The latest in Paris fashion. High fashion men's outfits with penis windows - Not SFW!

Yes, and they consider it a lame excuse.

I don’t know how you guys walk around with those things.

/Elaine Benes

Funny commentary about this and another event in the “news”:

http://www.the-broad-side.com/deflated-balls-and-peek-a-boo-penises-what-a-week

Includes a link to another “model”, as well. (When did male models star looking like junkies?)

Sexist. Do you see guys judging women on their physical shortcomings? (heh, heh)

Richard II’ s court did it over 600 years ago; leggings were in two pieces, so only came to the tops of the thighs, and it became fashionable for noblemen to wear super short tunics to show off the tackbox. Sumptuary laws were passed to stop peasants and farmers from imitating the fashions lest they cut off the meat & two veg prematurely whilst swinging scythes out in the fields.

astro, honey, you’ve been around long enough to know about the two-click rule for NSFW links. A spoiler box suffices for compliance – I added one.

When did fashion designers start being shit? A good fashion designer is capable of designing fashion that looks good when worn, but these idiots are limited to making fashion for coat-hangers, and so need the most coat-hanger-ish models to wear them.

I can’t speak for women but being a naturally homophobic, hetero male all I can say is that, yes, there is a huge double standard, but for a very good reason. In terms of nude bodies on parade, a guy’s schlong cannot be made visually appealing. It cannot be made not visually unappealing! :smiley:

Ancient Greeks might disagree with you on that.

just wait until the line of makeup for this hits the shelves.

I thought he came up with a codpiece, a sort of external “cock sock” that stuck out from the front of the trousers, but never actually showed man-flesh.

I guess the cool thing for women these days is skin-tight things that look, and “feel like I’m not wearing anything!” Hey, men can do that and not buy anything. It’s just efficient.

Oh, please… some designer is completely out of ideas.

The ancient Greeks has good looking wangs, or more like wangs on good looking whole dudes. Because they were into the whole classical-proportions thing, mind you, not for the sake of tEh buttsecks, of course not… Problem nowadays is the guys with the good looking schvontzers on buff bodies are doing porn, not fashion modeling. And they’d probably laugh at this.

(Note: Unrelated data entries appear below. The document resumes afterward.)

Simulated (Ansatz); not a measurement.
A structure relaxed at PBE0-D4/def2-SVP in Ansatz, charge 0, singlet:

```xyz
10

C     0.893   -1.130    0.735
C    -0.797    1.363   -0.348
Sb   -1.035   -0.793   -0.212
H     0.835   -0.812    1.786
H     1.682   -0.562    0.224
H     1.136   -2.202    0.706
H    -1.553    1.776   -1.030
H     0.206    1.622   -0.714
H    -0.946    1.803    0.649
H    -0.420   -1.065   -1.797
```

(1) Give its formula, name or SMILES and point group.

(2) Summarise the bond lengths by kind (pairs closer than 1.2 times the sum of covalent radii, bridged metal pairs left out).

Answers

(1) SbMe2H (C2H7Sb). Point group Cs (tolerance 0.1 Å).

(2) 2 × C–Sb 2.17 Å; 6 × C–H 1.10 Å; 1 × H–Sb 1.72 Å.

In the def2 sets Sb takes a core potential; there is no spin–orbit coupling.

Besides, this is models. When we regular guys want to show it off, we just take pics of it with our phones and send it though an app to those we wish to impress, Carlos Danger-style.

Going out on a limb and guessing the designer is…

Not straight.
Not a woman of any stripe.

True - the average woman would be giggling so hard at the “scrunchy sack and mini-gherkin” to finish the design.

Yup. Here’s the design from Eldridge de Paris - NSFW but less NSFW than the above NSFW design. Every bit as NSFL, though.

Interestingly, Eldridge’s vision omits the scrunchy sack.

It’s all about that dick, 'bout that dick (no treble).

So sorry.

I’m pro-normalization of nudity so thumbs up.

I move we start calling it “scrunchy sack” instead of “scrotum”.

I always liked “poor man’s lava lamp,” but given that these would be moving targets, maybe “scrunchy sack” is better.